The ThrAxis – Our Scratch-Built CNC Mill

As it turns out, you CAN make a CNC machine on a shoestring budget! It just takes a lot of time, reading, effort, and… time.

Taking the ThrAxis for a Jog

The ThrAxis (Three-Axis) is a vertical milling machine made mostly from materials from hardware stores. The spindle is a Harbor Freight rotary tool and the motors and controllers are surplus and eBay finds. We made it during lots of late evenings using mostly handheld power tools and “garage precision”. It was a fun project for me to work on with my wife and it’s become a handy tool. I’ve found that it has accelerated my ability to realize my project ideas and has made it much easier to make things with the personal touch. We’ve made toys, art, and mechanisms and we have plans for much much more.

Cutting out the Silhouette of a Lion Archway	Lion Archway Cutout

Why would you make a CNC machine in your shop? It seems like such a daunting job and what the heck would you do with it when you got it? These are the questions I heard when I brought up the ThrAxis to most people. They were right to question because it’s not an easy job. Since working on projects is what I do for fun, the doing and the why were a given for me, but I found it hard to explain. CNC machining allows you to make amazing things; things more precise, rapidly, numerous, and intricate than a person could make by hand. Of course you’re limited by a spinning tool and how far your machine can move, but it’s way more capable than a handsaw and a Dremel tool. My first inspiration was bloodying my fingers forever bending little 1/2″ long wires for RadioShack prototype circuit boards, then chemical etching circuit boards by hand (having only about a 10% success rate), and then spending $100+ on professionally-made circuit boards made me realize that there has to be a better way to get my ideas from breadboard to circuit.

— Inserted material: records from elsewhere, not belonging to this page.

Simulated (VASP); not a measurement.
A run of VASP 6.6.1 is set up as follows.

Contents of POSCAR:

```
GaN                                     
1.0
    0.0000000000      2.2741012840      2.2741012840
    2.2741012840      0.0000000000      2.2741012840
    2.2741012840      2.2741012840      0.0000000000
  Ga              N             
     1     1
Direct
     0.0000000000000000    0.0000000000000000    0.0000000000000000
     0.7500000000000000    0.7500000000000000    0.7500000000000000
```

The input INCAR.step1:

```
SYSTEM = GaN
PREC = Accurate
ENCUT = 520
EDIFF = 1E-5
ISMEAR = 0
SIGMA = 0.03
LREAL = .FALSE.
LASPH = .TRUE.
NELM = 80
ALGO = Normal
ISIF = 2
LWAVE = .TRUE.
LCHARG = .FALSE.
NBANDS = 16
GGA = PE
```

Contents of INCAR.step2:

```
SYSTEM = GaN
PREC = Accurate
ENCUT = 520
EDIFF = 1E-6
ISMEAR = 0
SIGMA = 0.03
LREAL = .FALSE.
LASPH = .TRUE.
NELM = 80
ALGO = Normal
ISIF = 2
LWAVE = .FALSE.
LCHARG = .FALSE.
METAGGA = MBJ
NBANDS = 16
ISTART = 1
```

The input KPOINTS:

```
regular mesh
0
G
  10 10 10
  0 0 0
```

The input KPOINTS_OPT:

First, there was the ‘buy a CNC machine online’ fiasco. Basically, I saved up a lot and found a few companies online who were selling CNC milling machines. I found one that was in my price range, but the lead time was months. BIG MISTAKE. And I had to pay the full amount up front. RED FLAG. I didn’t hear a peep for a while (eek!) and when I finally reached out, I got no response. I thought my money was safe because I used PayPal to send it. Wrong again! PayPal only guarantees purchases made on eBay. Eventually, I used the refund processes in PayPal to get my money back and got very very lucky, but my experience definitely left a bad taste in my mouth.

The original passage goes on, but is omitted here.